It’s been almost four weeks since the weekend of respite with eleven other couples who have recently lost a child, and the two weeks following that retreat were the lightest, most lovely days I have had in the last six months.  But as predicted, the darker moments are inching their way back into my routines.

Go away!  I don’t want to fight you!

But I can tell the fighting is different this time.  Before the retreat, the Dark Moments would creep around the corner, and as soon as I saw them, I deflated in defeat before the battle had even begun.     The pregnant woman pushing her 18-month-old in Target would send my heart swirling with sadness.  I should have an almost 18-month-old, and I should be pregnant again.  Am I ever going to be able to go to Mommy Mecca (Target) again without bursting into tears in the detergent aisle? Joy gone.  Hope erased.  Swearing off all future trips to Target.

But the retreat brought new words to my heart to help me fight in the midst of those Dark Moments.  They are words I had read many times before in various contexts, yet once again I am reminded how the Bible is unlike any other writing in the world.  As Hebrews tells us,

“The Word of God is living and active” (Hebrews 4:12).

The Bible is not merely words on a page.  It is alive.  It encourages.  It convicts.  Its wisdom, I’m reminded every time I read it, is greater than man could ever concoct.  The more I study, the more there is to learn and the more I long to learn.  No scholar could ever plumb its wisdom.  Because “it” is God.  It is God speaking, and I can feel His Spirit fluttering in me as I read those pages.

In the depths of my pain, He is very near in those flimsy pages.  He is beside me, His arms wrapped around me as I sit quietly with His Words and invite Him into this ache.

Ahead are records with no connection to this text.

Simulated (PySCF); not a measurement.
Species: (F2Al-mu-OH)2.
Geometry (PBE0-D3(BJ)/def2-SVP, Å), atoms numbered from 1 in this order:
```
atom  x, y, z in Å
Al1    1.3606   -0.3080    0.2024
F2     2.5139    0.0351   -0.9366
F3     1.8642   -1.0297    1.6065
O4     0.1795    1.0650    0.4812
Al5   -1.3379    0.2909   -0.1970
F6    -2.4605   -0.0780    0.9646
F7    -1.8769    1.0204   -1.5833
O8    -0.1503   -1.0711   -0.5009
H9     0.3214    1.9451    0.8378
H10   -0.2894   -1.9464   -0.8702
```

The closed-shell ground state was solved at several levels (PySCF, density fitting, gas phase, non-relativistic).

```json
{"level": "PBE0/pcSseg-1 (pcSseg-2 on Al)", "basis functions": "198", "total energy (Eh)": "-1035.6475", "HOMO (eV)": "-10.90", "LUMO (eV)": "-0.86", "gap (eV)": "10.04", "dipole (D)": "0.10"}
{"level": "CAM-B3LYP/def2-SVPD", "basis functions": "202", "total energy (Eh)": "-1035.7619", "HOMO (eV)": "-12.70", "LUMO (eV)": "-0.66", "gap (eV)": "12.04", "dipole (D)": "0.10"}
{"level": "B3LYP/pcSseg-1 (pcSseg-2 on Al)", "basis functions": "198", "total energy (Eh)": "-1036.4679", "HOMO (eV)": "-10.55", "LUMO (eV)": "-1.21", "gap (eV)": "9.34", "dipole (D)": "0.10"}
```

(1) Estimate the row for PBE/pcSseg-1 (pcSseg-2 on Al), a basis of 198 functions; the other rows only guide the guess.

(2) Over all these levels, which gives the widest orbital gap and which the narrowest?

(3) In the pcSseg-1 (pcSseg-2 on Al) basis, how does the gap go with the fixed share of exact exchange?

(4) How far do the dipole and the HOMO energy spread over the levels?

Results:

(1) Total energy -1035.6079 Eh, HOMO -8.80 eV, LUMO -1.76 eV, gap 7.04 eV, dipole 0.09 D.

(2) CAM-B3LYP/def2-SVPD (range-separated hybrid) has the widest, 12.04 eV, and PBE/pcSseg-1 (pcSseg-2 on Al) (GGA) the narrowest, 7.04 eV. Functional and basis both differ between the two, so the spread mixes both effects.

Such was the case as our host, Nancy, led us on Sunday morning of the retreat.  She reminded us that Jesus asked God to “take this cup” from him three separate times on the evening of the arrest that would lead to His crucifixion.

“…He fell to the ground and prayed that if possible the hour might pass from him.  “Abba, Father,” he said, “everything is possible for you. Take this cup from me.” (Mark 14:35-36)

And God said no, because there was purpose and greatness and love in what was coming.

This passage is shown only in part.